Another French member of the team, Jacques Verges, famous – or notorious – as defender of Nazi war criminal Klaus Barbie and international terrorist Carlos the Jackal. Charmingly, he “is said to have been a friend of Pol Pot, the Khmer Rouge leader behind Cambodia’s genocide.”

Another team member is British-based Giovanni di Stefano, multi-millionaire and former controversial director of Dundee football club. And a lawyer, apparently. Di Stefano has in the past rubbed shoulders with some interesting characters. He had this to say about the late Serbian ethnic cleansing mass murderer Arkan: “He loved me very much as a human being. And I liked him as a person. He had good morals. He was a good person. And I’m not ashamed of saying it.” He also claims to have met Osama bin Laden in Baghdad in 1998 (!): “He had a handshake like a woman. He had a soft voice. He spoke like a priest.”

Swiss barrister and academic Marc Henzelin has represented Iraqi-based Iranian mudjahedin, Argentinian arms dealers, and Saddam’s nephews and nieces whose Swiss bank accounts were frozen by the authorities.
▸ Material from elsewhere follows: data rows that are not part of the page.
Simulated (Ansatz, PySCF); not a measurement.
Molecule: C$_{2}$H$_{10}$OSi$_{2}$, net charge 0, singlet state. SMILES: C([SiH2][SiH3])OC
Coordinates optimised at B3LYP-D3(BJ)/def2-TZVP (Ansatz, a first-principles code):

Then there is American academic (Professor of Human Rights Law at American University in Cairo) and lawyer Curtis Doebbler. Doebbler is a former legal advisor to the Palestinian Authority, and has been representing suspected terrorists held at Guantanamo Bay (or as this note delightfully puts it, he “served as an advisor to the Taliban on the laws of war”).

Lastly, Saddam’s defense team even gets Aysha Qaddafi, a daughter of Libyan leader Muammar Qaddafi joined a 20-member defense panel for former Iraqi President Saddam Hussein, the team’s chief Mohammad Rashdan announced yesterday.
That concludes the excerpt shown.